Democracy Not Coming (to the USA)

Pathetic Ross Douthat defense of Electoral College, although even he is wavering a bit.   Yes, it might save Obama this time around but still I firmly, almost angrily, insist that it is fundamentally undemocratic--effectively disenfranchising the vast majority of Americans in any presidential race.   Tens of millions in California, Texas, New York and elsewhere basically don't count. Plus smaller states get an even bigger sway because they get extra electoral votes due to gaining two votes based on their seats in the Senate, like other states.  [UPDATE: Richard Cohen of Wash Post joins me in calling for end to our College years.]

Just a snapshot (and Repubs free to submit their own example, from their side, just as valid):  My home state of New York has a 2012 population of about 19 million, or 6.19% of the nation.  It now has 29 electoral votes.  Wyoming has a population of about 550,000 or 0.18% of our total, but 3 electoral votes.   In a true democracy,  New York would have about 54 times more electoral votes.  Instead it has about 9.6.   So Wyoming has six times the influence of New York.

No state has fewer than three electoral votes, including, for example, liberal Vermont--but nearly all of the states that get giant boost (based on having two Senators) are red states.   Note:  Commenter below claims that if we did away with the College no candidate would care about contesting Wyoming, Alaska, Vermont, Delaware, the Dakotas, etc.  Well, they are not contesting those states NOW because of the winner-take-all College, plus they are not contesting Texas, California, New York, Illinois, Massachusetts and on and on.

2 comments:

Jason Sonnenfelt said...

I teach public administration and have to explain the EC to students every four years. It is undemocratic,but rightly so I would argue. In the same way our representative government tries to negate "tyranny of the masses" so does the electoral college. If we went to a straight popular vote, the inequality would be much worse the other way. Instead of disproportionate influence, small states would have none. Presidential candidates could spend all of there time and money in only the top 10 (at most) populous states to win election.

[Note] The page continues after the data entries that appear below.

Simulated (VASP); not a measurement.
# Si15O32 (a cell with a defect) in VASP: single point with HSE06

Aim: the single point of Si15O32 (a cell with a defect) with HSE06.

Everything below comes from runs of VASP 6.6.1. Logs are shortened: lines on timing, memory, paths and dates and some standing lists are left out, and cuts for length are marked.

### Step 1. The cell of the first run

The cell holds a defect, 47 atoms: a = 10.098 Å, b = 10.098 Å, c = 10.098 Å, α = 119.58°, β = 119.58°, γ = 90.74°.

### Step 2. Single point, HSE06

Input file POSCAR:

I think the solution is to follow the examples of Nebraska and Maine. Electors should be awarded on a district level basis, with the senate tied electors going to the state's popular vote winner. It maintains some of the small states' importance, while also representing political difference throughout states. It really would make candidates have to address the whole country in order to ensure they get the electors needed to win.

Brad Patrick said...

I second what Jason S. wrote. A better historical argument for the distance from local representation is the adoption of the Seventeenth Amendment and the direct election of senators. It's all been downhill since then. You used to know your local statehouse politician, and they had an effect on the representation who went to DC. Now it's all media, all the time, gushing dollars. For a preview of what kind of election you can expect in your no EC system, look at a CA/TX/NY senate race. Already marginalized "flyover" states would become truly irrelevant if the guy with the most votes wins. Major markets would make elections nothing like elections and it would just be one massive ad campaign. Sounds like you could learn a thing or to from true town hall democracy, caucuses, etc.